L'aiuola che ci fa tanto feroci,
volgendom' io con li etterni Gemelli,
tutta m'apparve da' colli a le foci;

The small patch which makes us all so fierce.
from hills to rivermouths, I saw it all
while I was being wheeled with the eternal Twins.


The very smallness of earth (it is thought that Dante is comparing earth to a threshing floor) is the thing that makes us so fierce to each other. Theatre is like that, composing a smallness in order to generate drama. And Science/magic is like that, drawing down a "laws" of Nature into a minute particularity, a small manifestation, so as to make an apparition, a control of the demon, attempting to "make it speak".

July 18, 2009 8:54 PM  
Blogger Fido the Yak said...

As per usual, kvond, a compelling and thoughtful comment. This idea of "I experiment with my own consciousness" seems rather modern to me, but I wonder about its genealogy.

July 19, 2009 8:55 AM  
Anonymous Anonymous said...

FtY: "This idea of "I experiment with my own consciousness" seems rather modern to me, but I wonder about its genealogy."
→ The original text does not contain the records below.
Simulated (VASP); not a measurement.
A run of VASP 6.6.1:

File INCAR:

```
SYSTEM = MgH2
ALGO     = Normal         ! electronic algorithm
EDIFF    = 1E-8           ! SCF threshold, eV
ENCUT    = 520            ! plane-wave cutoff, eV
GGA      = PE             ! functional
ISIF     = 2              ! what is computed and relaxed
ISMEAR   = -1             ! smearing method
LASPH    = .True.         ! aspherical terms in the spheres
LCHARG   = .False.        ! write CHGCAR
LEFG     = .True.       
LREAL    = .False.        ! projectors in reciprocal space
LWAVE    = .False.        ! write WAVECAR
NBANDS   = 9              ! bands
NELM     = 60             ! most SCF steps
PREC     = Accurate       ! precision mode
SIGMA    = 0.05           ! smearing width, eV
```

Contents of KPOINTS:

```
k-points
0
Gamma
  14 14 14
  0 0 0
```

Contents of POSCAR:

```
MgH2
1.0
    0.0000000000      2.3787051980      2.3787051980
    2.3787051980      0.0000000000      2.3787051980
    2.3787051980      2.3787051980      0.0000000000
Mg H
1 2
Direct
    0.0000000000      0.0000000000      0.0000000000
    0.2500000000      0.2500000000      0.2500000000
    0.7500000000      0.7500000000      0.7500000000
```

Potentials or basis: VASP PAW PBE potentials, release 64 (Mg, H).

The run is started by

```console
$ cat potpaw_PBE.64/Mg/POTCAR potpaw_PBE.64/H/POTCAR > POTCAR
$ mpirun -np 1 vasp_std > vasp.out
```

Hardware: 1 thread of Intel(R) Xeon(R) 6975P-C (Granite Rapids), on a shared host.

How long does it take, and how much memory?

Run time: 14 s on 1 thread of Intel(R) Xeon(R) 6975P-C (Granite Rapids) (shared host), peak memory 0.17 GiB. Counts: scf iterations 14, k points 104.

Kvond: The "Buddha" (and a few of his followers) has something to say about this, and isolation unto a space/stage pretty much seems a fundamental part of some of these practices. And it seems as well that the Western concept of the "magus" (whether the traveling Hellenic magician, or the philosopher turned into the Christian saint), also had something to do with experimenting with one's own consciousness. But perhaps I am misreading you, and your notion of what is modern here.

July 19, 2009 1:35 PM  
Blogger Fido the Yak said...

Please excuse the tardiness of the reply. Way distracted here. I think I had in mind in something like the cogito. Nachmonivitch is influenced by Buddhism. Not sure about the ownness of consciousness according to Buddhist tradition. I've been thinking there's an issue with English and possessives, anyway, which impacts on any critique of something like "my own consciousness"; and yet the critique of self in relation to consciousness is not specific to Anglophone thinkers. When is "the head" "my head"? Under what conditions is one compelled (does one desire) to specify to which person the head belongs? Just to yak.

July 22, 2009 3:48 PM  
Anonymous Anonymous said...

or to put it another way how come your head is not my head?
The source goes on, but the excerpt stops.